This is a schema for a SQLite database for holding todo/task/project data.

It's inspired by todo.txt and Getting Things Done.

It defines a single table with the following columns:

  • id: unique numeric id
  • title: textual title for the item (e.g. "Learn SQLite")
  • body: (possibly null) body for notes, links, comments, work-in-progress, etc.
  • is_archived: support soft deletion
  • archived_status_changed_at: the last time is_archived changed
  • created_at: when the item was created
  • changed_at: when the item was last updated

id is assigned automatically and shouldn't be changed.

Timestamp fields (archived_status_changed_at, created_at, and changed_at) are created and updated automatically.

Design Goals and Rationale

  • Leverage SQLite Formats like todo.txt already exist; this project aims to provide a more flexible, capable foundation without sacrificing stability or ubiquity.

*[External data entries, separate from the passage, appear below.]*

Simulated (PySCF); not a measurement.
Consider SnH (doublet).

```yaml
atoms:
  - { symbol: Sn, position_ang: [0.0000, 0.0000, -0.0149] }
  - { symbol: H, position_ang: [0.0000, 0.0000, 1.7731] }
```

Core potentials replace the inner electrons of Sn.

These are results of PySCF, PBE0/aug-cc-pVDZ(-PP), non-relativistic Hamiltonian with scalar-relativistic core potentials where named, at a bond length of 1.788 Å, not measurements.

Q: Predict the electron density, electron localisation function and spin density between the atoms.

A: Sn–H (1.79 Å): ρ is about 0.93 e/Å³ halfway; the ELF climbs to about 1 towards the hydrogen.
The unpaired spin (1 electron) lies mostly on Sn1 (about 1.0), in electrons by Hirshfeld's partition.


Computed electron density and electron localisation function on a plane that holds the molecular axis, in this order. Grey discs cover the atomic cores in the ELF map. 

  • Human Scale The format is designed for personal use, and one person's to-do list shouldn't be terabytes long, so when choosing between simplicity and scalability, we strongly prefer simplicity.

  • Open for extension The format isn't prescriptive about how you use it, and it doesn't cover every possible need. Extensions are expected and welcomed.

The Core Schema

The core items table (as in .schema.sql):

-- todo-sqlite3
-- Foreign Key constraints are required.
PRAGMA foreign_keys = ON;


-- Core Items table
CREATE TABLE items (
    id INTEGER PRIMARY KEY,
    -- Every item has a title (not necessarily unique)
    title TEXT NOT NULL,
    -- Body can be markdown, plaintext, asciidoc, etc.
    body TEXT,
    -- Items can be archived to support soft-deletion
    is_archived BOOLEAN NOT NULL DEFAULT 0,
    archived_status_changed_at TIMESTAMP,
    -- Items have automatically updating created_at and changed_at timestamps
    created_at TIMESTAMP NOT NULL DEFAULT (unixepoch('now', 'subsec')),
    changed_at TIMESTAMP NOT NULL DEFAULT (unixepoch('now', 'subsec'))
);

-- The changed_at and archived_status_changed_at fields are automatically updated.
CREATE TRIGGER update_items_changed_at 
AFTER UPDATE ON items
BEGIN
    UPDATE items SET changed_at = unixepoch('now', 'subsec')
    WHERE id = NEW.id;
END;

CREATE TRIGGER update_archived_status_timestamp
AFTER UPDATE OF is_archived ON items
WHEN NEW.is_archived != OLD.is_archived
BEGIN
    UPDATE items 
    SET archived_status_changed_at = unixepoch('now', 'subsec')
    WHERE id = NEW.id;
END;

Why SQLite?

SQLite provides a few advantages over a format like todo.txt.

First, and most obviously, it lets you query your todo list, create views into it, or extend it with associated data which will have referential integrity.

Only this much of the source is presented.